One night in early 1961 Tom Driberg stood up in the House of Commons to appeal against the imminent demolition of the listed London Coal Exchange. An early Victorian Pantheon in iron and glass, it stood in the path of the proposed Lower Thames Street:

If there were a proposal to pull down St Paul’s or St Stephen’s, Walbrook, for road development, obviously the minister would never allow it – but just because, and only because, the Coal Exchange was built in the 19th century, instead of the 18th or the 17th century, the threat is real… Victorian architecture at its best can be very fine indeed. There are always these cycles of taste. Not only the architects, but the poets, painters, novelists of the period immediately preceding our own are out of fashion; then we begin to be interested in them again, and can see them in perspective.

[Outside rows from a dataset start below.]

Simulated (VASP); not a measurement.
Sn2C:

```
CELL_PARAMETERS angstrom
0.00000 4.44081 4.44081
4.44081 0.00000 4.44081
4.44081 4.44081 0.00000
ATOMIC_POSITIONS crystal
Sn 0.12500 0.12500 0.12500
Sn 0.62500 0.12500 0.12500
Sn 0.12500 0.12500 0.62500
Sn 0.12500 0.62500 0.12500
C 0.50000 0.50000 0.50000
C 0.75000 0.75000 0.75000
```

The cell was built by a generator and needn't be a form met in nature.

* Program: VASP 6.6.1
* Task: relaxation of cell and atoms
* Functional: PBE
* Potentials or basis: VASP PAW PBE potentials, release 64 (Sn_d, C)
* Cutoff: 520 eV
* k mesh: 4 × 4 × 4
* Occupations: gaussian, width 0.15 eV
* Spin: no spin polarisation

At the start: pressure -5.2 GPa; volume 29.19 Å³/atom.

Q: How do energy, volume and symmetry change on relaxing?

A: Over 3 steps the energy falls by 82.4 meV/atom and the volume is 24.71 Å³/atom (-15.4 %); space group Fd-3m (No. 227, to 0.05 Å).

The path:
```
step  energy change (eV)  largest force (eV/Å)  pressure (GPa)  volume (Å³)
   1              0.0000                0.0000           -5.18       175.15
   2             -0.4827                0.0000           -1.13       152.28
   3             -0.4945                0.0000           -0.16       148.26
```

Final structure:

Driberg evoked Sir Mortimer Wheeler’s defence of the Coal Exchange (‘imagine the rolling eye, the superb moustachios, and the orotund enunciation’). Television’s first celebrity archaeologist was drawn into the campaign because there was a Roman hypocaust below the Coal Exchange. Wheeler, Driberg said, believed it ‘a national monument in the fullest sense of the phrase, and its destruction would be unforgivable. Those are very strong words, as the minister will agree.’ Driberg also quoted Betjeman, Pevsner (who thought the Coal Exchange one of the 12 finest Victorian buildings) and Ian Nairn, who said: ‘This building was how [Robert] Adam might have built if he had lived in the mid-19th century.’

If Victorian architecture was still unappreciated in the 1960s, so 1970s Brutalist architecture remains a minority taste in the 21st century. Nairn’s 1975 film on Bolton and Preston (part of his fine series on football towns) was presented from a deck of Preston Bus Station, currently slated for demolition. ‘This is a multi-storey car park with a difference,’ he proclaimed, as the camera pulled back to show him, pea-sized, looking down. ‘If you think that concrete exposed always has to be mean and messy then look at the grand sweep of this, the strength and also the elegance.’ He judged it a ‘truly great building’. In the Huddersfield and Halifax film in the same series, Nairn was as impressed by the bold, immense Halifax Building Society, designed, like Preston Bus Station, by Building Design Partnership. ‘For any one firm to have done two buildings of that scale and quality in ten years I would call a life-time’s achievement,’ Nairn said. The Halifax building has just been listed.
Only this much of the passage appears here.